Seems odd that the Idaho National Laboratory should be the facility studying the Wellsville, OH, CTL facility. But, there has seemed nothing logical, at all, to us about the entire CTL story since we began studying it.
However, the important thing is that stuff is, somehow, getting done.
In any case, we're still studying the environmental issues surrounding coal conversion, and are growing increasingly convinced that the environmentalists who are protesting are doing so because they're being funded by Big Oil - who, we think, killed the 1970's Synfuel plant south of Moundsville.
Coal conversion still sounds like a promising way to clean things up, as in this statement, excerpted from the enclosed link:
"According to the year-long INL study of the Ohio River Clean Fuels project modeling, Baard’s CTL fuels will yield 46 percent less emissions of carbon dioxide and other greenhouse gases than conventional low-sulfur diesel transportation fuels. (Carbon dioxide emission reductions are achieved using a 30 percent biomass co-feed, carbon capture and storage technology, and combined cycle, co-generation processes.) All emission reductions documented in the study were measured on a wells-to-wheels basis using the Argonne National Lab GREET (Greenhouse Gases, Regulated Emissions, and Energy Use in Transportation) model of transportation fuels.

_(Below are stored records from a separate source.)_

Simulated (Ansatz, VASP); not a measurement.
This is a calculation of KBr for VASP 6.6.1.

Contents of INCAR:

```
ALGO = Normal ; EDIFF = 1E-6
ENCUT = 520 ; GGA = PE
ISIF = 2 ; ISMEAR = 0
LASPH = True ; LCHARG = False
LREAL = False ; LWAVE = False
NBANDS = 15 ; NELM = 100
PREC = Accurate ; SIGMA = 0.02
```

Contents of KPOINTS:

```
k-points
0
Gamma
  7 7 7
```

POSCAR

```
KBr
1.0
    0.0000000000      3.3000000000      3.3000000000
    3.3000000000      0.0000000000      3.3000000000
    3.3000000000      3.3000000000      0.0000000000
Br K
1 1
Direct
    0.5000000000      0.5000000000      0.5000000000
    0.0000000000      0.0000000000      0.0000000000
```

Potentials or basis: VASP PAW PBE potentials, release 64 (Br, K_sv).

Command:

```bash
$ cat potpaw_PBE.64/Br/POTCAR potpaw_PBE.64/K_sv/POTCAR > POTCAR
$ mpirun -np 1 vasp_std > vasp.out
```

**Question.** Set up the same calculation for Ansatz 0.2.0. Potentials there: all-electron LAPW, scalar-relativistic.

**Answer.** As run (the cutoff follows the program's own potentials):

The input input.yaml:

The INL study demonstrates that CTL fuels produce dramatically fewer emissions of regulated pollutants when compared to low-sulfur diesel fuel. Baard’s virtually sulfur-free CTL fuel will reduce emissions of sulfur dioxide by more than 80 percent and cut nitrogen oxide emissions by more than 20 percent. In addition, INL found that Baard’s CTL fuel will reduce particulate matter emissions by nearly 20 percent, slash emissions of volatile organic compounds by close to 20 percent and also reduce emissions of carbon monoxide...".
Yeah, yeah, we know - there is the biomass co-feed stipulation, but we've been urging that, anyway. And, instead of storage, we can use the CO2, along with waste heat, to generate the needed biomass.